Charles D, Ellis is a giant in our industry. He is also a really smart guy — retired academic, founder of Greenwich Associates, former Investment Committee Chair of the Yale Endowment, and the author of fifteen books, including two of particular import. These two books are Winning the Loser’s Game: Timeless Strategies for Successful Investing and The Elements of Investing (with Princeton’s Burton G. Malkiel). I met Charley today after he spoke here at the CFA Institute Conference. That’s us above (the giant is on the left). He was delightful.
Ellis sat for an interview with Consuelo Mack recently (it may be seen here). As most of my audience will know, Ellis is a proponent of index investing for individuals. Over the course of the interview, Ellis makes a number of interesting and provocative points, consistent with his books.
- For individuals, everything begins with saving, and the earlier we start, the better (because “catching up is hard and keeps getting harder, the longer you wait”).
- A few great investors (like Warren Buffett and David Swensen) can beat the market, but most don’t, which is why indexing is smart policy.
- The competition among the hoards of industrious and talented investors to outperform is vigorous, effectively cancelling each other out.
- A few investment firms have clients’ interests as central (such as the Capital Group, Wellington, T, Rowe Price, American Funds and Vanguard, but most are simply “commercial” and do not.

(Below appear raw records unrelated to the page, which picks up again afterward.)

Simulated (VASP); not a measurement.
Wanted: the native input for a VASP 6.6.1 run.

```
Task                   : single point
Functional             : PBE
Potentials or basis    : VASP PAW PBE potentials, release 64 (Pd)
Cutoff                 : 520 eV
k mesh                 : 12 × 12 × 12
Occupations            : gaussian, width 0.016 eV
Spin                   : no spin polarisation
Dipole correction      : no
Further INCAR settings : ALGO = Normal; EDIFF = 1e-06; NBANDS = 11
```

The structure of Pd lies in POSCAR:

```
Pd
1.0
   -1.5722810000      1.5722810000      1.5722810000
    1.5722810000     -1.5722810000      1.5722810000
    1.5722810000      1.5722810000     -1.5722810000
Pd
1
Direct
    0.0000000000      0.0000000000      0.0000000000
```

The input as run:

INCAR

- Investors should diversify as broadly and deeply as possible.
- Commodities offer no economic productivity, making investment in them entirely speculative and to be avoided generally.
- A key to investing is simply to avoid mistakes, like panic selling and greedy buying (but doing so isn’t simple).
- Investors need accountability to someone who knows and cares about them.
- Individual investors need to “stabilize” their portfolios as they get older, usually by owning more high quality bonds.
The interview is well worth your careful attention. In essence, Charley is making the case for careful asset allocation using low-cost index funds with regular re-balancing and adjustments as needed to keep the portfolio in line with one’s risk tolerance. This carefully articulated viewpoint leads to my statement of what I call “the Charley Ellis Challenge” — to the extent that you do not agree with or follow his advice, why don’t you and upon what evidence do you rely for not doing so?